The risks and issues in the Australian economic outlook for 2016 are many and varied. As usual, it is easier to see the negatives rather than the positives. More unusually, we see more global threats than domestic issues in the mix. These issues revolve around …

The Federal Reserve

How far and fast will they move? The impact on United States markets and the economy? How emerging economies fair in an environment of higher US rates and a stronger USD? How lower oil prices interact with the Fed, emerging economies and geopolitical tensions more broadly? And what are the threats from an extended period of low rates and high liquidity?

China

The global economy is increasingly dependent on China. The risks from a structural and cyclical slowdown remain high. The structural slowdown component continues but the cycle should respond to policy stimulus.

New global themes

Emerging risks relate to how the Chinese current account surplus is recycled, the growing impact of Chinese financial markets on global markets, the completion of globalisation, the expansion of the services economy and the associated risks to trade, currencies and protectionism.

Income drag

The income drag from falling commodity prices and the growth drag from falling mining capex in Australia. Weak incomes are the one real risk of recession in Australia. But there are income opportunities as well.

Ongoing transition

The transition and some surprises. Is the residential construction boom over? Will non‑mining capex lift? Will infrastructure spending turn? And will the export and consumer growth “surprises” of 2015 persist?

Domestic challenges

How will the economy deal with drought pressures, a lower potential growth rate, the end of the house price boom, and rising financial risks?

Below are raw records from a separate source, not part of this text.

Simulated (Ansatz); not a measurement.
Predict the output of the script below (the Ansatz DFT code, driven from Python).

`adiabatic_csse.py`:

The task for policymakers will remain as challenging as always. The RBA starts the year with a conditional easing bias. Risks remain with a rate cut. But we expect to end the year with a 2% cash rate (and a new governor). The pressures are there for fiscal repair at some point.

But the government’s decision to proceed with caution is the right one. A new leadership could see a change in direction in the May budget (and a federal election is due before year end).